Theology for All #1: Where it All Begins

At any given moment, you will worship (give first place to) what you most value. And what you most value will be driven by your theology. Why do you give in to pornography? In that moment, you value porn more than the glory of God. Why are you a “professional worrier” (as a counselor, I get that a lot, because in our culture professional worry sounds a lot less sinful than professional luster or professional hater)? Because in that moment you value your fear more than you trust in God. In that moment, your theology is failing you. Now, let me be clear. I am not passing judgment on you. All you have to do is read the history in this blog to see my path and my own battles with life-dominating patterns of sin. My goal here is to shame no-one, but to strengthen fellow believers not just to battle sin, but to better glorify the One Who made them….through theology. Yes, theology.

            Theology has traditionally been treated like the crazy uncle at family reunions- he’s there, but you try not to talk too much about him. Churches stay away from talk about theology like politicians stay away from accountability. But is that wise? Is theological study only for the academic elites? I have heard a lot of preaching and teaching over the years and am convinced that we need better theology in the church. Not watered-down, but put on the bottom shelf. So we’re going to take a journey. We’ll call it “Theology for All” in case you want to check in every now and then and only look at these posts. Why do we need theology at the popular level? Because we all have a theology…and a lot of them stink. Satan exposes us daily. We often are woefully unequipped to challenge his claim of supremacy over areas of our lives. And too often the help that is given from pulpits is either a message of “you just need to try harder,” “if you just loved Jesus enough you wouldn’t struggle with this,” or “don’t worry about it, we all sin.” None of this is helpful. Lifting up the God of the universe with the glory that is due His name is.

            So, where do we start? To quote the great theologian Maria Von Trapp, “Let’s start at the very beginning, a very good place to start.” What is systematic theology? I think Wayne Grudem gives the best succinct definition: “Systematic theology is any study that answers the question, ‘What does the whole Bible teach us today?’ about any given topic.” This study is going to be intensely biblical.

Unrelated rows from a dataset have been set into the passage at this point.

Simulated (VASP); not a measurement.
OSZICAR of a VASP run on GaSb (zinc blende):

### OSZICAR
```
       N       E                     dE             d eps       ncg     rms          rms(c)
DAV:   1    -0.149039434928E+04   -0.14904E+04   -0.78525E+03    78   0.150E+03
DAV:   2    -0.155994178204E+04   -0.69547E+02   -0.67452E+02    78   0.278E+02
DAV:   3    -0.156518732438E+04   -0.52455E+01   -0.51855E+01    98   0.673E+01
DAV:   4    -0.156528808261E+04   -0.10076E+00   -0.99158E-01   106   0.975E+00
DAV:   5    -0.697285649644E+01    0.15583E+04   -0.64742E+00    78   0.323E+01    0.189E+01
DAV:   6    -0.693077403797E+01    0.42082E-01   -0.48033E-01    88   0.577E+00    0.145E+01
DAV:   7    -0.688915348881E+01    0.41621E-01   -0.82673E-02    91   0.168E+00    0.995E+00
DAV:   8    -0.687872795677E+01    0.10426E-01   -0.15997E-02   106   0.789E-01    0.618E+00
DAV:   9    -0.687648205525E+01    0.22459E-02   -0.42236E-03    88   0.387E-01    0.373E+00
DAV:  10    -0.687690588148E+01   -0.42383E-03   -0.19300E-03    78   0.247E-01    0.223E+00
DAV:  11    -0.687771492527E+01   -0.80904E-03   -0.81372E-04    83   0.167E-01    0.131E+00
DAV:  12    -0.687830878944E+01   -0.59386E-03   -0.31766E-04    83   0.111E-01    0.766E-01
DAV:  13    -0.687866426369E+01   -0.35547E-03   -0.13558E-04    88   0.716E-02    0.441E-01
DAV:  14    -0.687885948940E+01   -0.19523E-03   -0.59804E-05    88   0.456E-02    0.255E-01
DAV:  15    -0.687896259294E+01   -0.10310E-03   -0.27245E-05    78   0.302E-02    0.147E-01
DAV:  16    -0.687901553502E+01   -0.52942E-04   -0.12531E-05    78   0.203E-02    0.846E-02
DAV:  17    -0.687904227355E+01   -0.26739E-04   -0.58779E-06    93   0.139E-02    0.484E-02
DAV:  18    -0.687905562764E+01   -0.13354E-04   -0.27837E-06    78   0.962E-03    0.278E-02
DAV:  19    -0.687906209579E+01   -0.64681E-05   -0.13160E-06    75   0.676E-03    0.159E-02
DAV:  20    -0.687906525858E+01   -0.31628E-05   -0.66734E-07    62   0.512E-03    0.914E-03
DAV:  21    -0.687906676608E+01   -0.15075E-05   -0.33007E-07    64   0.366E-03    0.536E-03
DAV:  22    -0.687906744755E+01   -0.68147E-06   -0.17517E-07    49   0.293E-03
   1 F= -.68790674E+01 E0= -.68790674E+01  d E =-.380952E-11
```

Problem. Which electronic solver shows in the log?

            Why should we do this? Well, in addition to the first two paragraphs of this post, let me give you a few reasons. First, we were created to glorify God (Is. 43:7). This is not some mystical concept that should only be explored in the hallowed halls of academia. It is a concept that is fleshed out at the level of daily living. “And by this we know that we have come to know him, if we keep his commandments” (1 John 2:3). As we study our God, we will know Him better, which will drive us to obey Him more fully, which leads to His greater glory. Second, a deepening theology will drive us to growth and worship. Proverbs 1:7 tells us that the fear of the Lord is the beginning of knowledge. The more we understand and glorify our God, the more we will grow in our walk with Him. Theology will also drive our doxology. Our worship will be fueled by our theology. Too often, we replace the work of digging deeply into the character and nature of our God with a cheaper, easier substitute “experience” that involves a lot of emotionalism. What if that passionate response in worship is supposed to flow from a heart that is full of the glory of God, rather than a heart that is simply being stirred at a more surface level? Third, we need to study theology because doctrine is vitally important. Paul’s letters to Timothy are full of warnings about bad theology, but none rings truer than 2 Timothy 4:3-4. Can you defend the core beliefs that you hold dear? If we are to be ready “always to give an answer for the hope that lies within us,” our theological armor must be thick and strong. Let’s put that work in now. I hope you’ll join me for this journey and that together we’ll grow in the grace and knowledge of our Lord!